However, having eaten a hearty early breakfast, packed our bags and left them in the designated spot for pickup and deposition at our next place of stay, and collected the bikes, we found that there was no ferry in sight on either side of the river! The ferryman was supposed to start at 8am, and usually stuff in this part of the world can be used to set watches, but not this morning. So, after a quick look at the maps, it was ascertained that we could ride for quite some distance on the South bank and then switch further downriver. So, off we went.
The first thing I espied was a huge carved wooden fish (see photo). It was beside a big descriptive piece with pictures of the fish you can catch in the river. We saw a number of fishermen both yesterday and today trying their luck. Some of the fish seem to be large, and I mean over a metre in length!
We rode down the river around 17 kilometres and came to a spot where there was a ferry full of bikes and riders about to pull into the bank. This was one place where the Donauweg ceases to exist on the northern bank, and so they were changing to the southern one. So, on we hopped and settled back to head downstream.
Once we alighted, it was back to pedalling. The day had dawned with a few clouds, the remnants of a storm which had growled and flashed its way past at around 3am. I’m not used to storms at that time. Woke me up! It was cool riding in the early morning, and we made quite good time eventually scoring a coffee at Oberlandshaag. Not before time!
We eventually got to a marina just before Ottensheim where we lunched. We were both starving by then. This is a place where they have built a sculling reach by extending and improving a natural groin of the river to make a course which is at least 2.5 kilometres long. Where we had lunch is at the finish line, with tiered seating down the bank and all the bells and whistles.
Lunch was anything but small (see photo) and was typically Austrian. Sausages with cheese inside, wrapped in bacon with chips. Fabulous! Certainly hit the spot.

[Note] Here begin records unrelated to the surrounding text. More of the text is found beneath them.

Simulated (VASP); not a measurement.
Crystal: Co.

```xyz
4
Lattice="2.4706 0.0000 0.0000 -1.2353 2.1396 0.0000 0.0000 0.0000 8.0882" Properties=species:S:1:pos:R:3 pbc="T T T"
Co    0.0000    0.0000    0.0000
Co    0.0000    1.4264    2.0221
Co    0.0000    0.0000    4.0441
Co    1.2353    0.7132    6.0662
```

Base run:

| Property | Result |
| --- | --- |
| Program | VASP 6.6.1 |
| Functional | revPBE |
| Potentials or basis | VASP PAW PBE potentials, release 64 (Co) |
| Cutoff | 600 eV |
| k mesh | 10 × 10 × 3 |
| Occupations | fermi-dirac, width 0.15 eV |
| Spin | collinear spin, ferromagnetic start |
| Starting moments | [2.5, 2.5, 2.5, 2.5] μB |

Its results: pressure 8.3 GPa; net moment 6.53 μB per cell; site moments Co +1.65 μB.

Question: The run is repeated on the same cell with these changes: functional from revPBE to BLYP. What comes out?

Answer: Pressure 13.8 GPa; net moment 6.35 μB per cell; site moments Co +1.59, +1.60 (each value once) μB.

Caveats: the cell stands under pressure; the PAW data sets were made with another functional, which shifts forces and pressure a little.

Sunday 26th: Linz to Grein
Woke this morning to another cloudless day. We have been truly blessed with the weather on the entire trip thus far. Long may it continue!
Got away just after 8:30 and headed into Linz to re-join the Donauradweg, also called the R1. A little about the R1. This is one of the most used bike tracks in Europe. While riding it, you are rarely out of sight of other riders, in both directions. Many are, like us, carrying panniers, some with considerable camping gear as well. The track we have been following is largely flat, often shaded and generally (but not always) in sight of the river. It passes through many towns and villages of varying sizes. The signposting is excellent and it is difficult to take a wrong turn.
The river is wide here and getting wider as we move downstream and out of the gorge and into the flatlands. It is a busy river, with working barges, tourist boats, speed boats and kayaks aplenty. There are locks every twenty kilometres or so, and large (long) so that they can take the long barges and tourist ships. Where the locks are built, they use the water’s head to produce hydro-electricity. The river is also used to irrigate crops on the lower reaches where the floodplains are wider. East of Linz, the river flats widened and there were expanses of crops as far as the eye could see. Corn, Lucerne, beans, spinach, wheat and tomatoes, to name a few we saw along the path. The steep-sided gorge is gone, and the river flats have taken over.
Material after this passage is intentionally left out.